An American Quilt (Hardcover)
Unfolding a Story of Family and Slavery
Pegasus Books, 9781681774176, 416pp.
Publication Date: May 1, 2018
When we think of slavery, most of us think of the American South. We think of chattel slavery, of back-breaking fieldwork, and of cruel and inhumane treatment on plantations. We don't think of slavery in the North, nor do we think of the grueling labor of urban and domestic/house slaves. Rachel May's remarkable book explores the far reach of slavery, from New England to the Caribbean, the role it played in the growth of mercantile America, and the unbreakable bonds between the agrarian south and the industrial north in the antebellum era--all through the discovery of a remarkable quilt.

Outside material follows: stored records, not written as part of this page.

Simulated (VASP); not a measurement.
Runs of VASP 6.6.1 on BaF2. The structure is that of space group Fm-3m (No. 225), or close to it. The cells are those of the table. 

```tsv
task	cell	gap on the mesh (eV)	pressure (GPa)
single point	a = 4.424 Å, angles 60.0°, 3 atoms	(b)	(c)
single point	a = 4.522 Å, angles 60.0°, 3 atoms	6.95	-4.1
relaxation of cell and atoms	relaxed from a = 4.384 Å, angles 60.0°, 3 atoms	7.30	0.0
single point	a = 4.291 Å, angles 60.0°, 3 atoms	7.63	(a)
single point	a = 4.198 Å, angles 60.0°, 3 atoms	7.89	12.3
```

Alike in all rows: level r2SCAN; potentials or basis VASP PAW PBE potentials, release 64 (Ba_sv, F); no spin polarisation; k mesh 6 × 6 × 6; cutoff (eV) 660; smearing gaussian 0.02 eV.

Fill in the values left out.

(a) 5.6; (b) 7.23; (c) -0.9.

While studying objects in a textile collection, May opened a box that held a treasure-trove: a carefully folded, unfinished quilt made of 1830s-era fabrics, its backing containing fragile, aged papers with the dates 1798, 1808, and 1813, the words "shuger," "rum," "casks," and "West Indies," repeated over and over, along with "friendship," "kindness," "government," and "incident." The quilt top sent her on a journey to piece together a story from archives that include hundreds of letters between the Crouch-Cushman families of Charleston, South Carolina and Providence, Rhode Island, as well as contracts, receipts, logbooks, and other ephemera.
Stitches in Time is a beautifully written and resonant historical examination blended with personal narrative that takes this tactile connection to the past and stitches together an often silenced legacy of slavery by revealing the lives of Minerva, Eliza, Jane, and Juba--urban enslaved women--and their owner, Susan Crouch.